ForwardDiff.jl
ForwardDiff.jl copied to clipboard
confused by this root finding example
I have some code which calls a root finding step, via the Roots package that I'd like to be able to differentiate. It appears that whether ForwardDiff "works" in this setting depends on some subtlety that I don't quite understand.
For an MWE, consider finding the (unique) root of the cubic function f(x, k) = (x-k)^3 which has a root at x = k. Let g1(k) = find_zero(x -> f(x, k), [k-1.0,k+1.0]) and similarly let g2(k) = find_zero(x -> f(x, k), [10.0,+10.0]). Note that for values of k between -10 to +10, g1(k) == g2(k). In this range, the only difference between g1 and g2 is that the root finding step in g1 is "aware" of the value of k to look for, via the bounds I have provided, whereas it is ignorant of them in g2. For values of k in this range, the derivatives of g1 and g2 are identical, and equal to 1.0. However, I am seeing that ForwardDiff thinks the derivative of g2 is zero, while it finds the derivative of g1 to be 1.0:
Using Roots, ForwardDiff, FiniteDiff
g0(x,k) = (x-k)^3
g1(k) = find_zero(x -> g0(x,k), [-10.0, +10.0])
g2(k) = find_zero(x -> g0(x,k), [-1.0 * k, +1.0 * k])

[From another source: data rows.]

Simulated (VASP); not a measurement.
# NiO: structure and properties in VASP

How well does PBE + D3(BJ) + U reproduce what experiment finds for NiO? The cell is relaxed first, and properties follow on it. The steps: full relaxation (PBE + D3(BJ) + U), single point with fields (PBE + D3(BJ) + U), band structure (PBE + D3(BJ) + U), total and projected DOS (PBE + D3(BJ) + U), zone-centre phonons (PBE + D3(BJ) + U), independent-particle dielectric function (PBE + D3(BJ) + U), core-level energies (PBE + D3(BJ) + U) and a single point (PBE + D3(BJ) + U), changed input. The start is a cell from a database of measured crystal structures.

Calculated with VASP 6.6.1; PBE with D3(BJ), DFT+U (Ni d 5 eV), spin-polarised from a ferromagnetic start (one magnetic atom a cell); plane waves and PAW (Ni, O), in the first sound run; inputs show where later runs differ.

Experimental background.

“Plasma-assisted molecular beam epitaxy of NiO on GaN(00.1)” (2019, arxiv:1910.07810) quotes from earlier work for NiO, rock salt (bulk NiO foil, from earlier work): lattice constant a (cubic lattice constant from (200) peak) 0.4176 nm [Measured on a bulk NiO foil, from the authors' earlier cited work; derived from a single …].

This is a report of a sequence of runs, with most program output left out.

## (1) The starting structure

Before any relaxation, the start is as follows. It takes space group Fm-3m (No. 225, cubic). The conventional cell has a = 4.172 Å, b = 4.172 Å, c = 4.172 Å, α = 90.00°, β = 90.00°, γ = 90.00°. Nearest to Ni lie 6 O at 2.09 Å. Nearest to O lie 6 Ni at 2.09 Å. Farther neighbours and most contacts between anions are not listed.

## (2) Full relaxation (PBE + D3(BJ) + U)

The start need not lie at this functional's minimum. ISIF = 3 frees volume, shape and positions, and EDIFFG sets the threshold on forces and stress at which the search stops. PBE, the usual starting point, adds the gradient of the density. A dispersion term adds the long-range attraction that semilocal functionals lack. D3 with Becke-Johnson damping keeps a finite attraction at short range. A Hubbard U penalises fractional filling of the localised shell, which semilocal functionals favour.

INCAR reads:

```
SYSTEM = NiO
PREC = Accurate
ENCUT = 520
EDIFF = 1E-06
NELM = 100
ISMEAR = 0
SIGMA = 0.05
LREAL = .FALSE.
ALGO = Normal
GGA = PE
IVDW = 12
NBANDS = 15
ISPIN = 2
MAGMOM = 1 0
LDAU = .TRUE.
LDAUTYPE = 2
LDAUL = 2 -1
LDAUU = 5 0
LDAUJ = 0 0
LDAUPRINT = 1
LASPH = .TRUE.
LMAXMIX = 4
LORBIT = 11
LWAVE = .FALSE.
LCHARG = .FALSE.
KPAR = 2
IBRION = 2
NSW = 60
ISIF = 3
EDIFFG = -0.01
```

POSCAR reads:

Julia reports that the functions are the same, and do vary with the input in the expected way:
ulia> g1(3)
3.0
julia> g2(3)
3.0
julia> g1(4)
4.0
julia> g2(4)
4.0
However, the ForwardDiff gradients are different:
julia> ForwardDiff.derivative(g1, 3.0)
0.0
julia> ForwardDiff.derivative(g2, 3.0)
1.0
Note that FiniteDiff works fine here (up to numerical approximation):
julia> FiniteDiff.finite_difference_derivative(g1, 3.0)
0.9999999999991082
julia> FiniteDiff.finite_difference_derivative(g2, 3.0)
0.9999999999991082
Thanks in advance for any suggestions the ForwardDiff team has in understanding this difference.
Maybe that's actually a problem with Roots and the same problem as described in https://github.com/JuliaMath/Roots.jl/issues/314 (ForwardDiff derivative depends on the number of iterations)?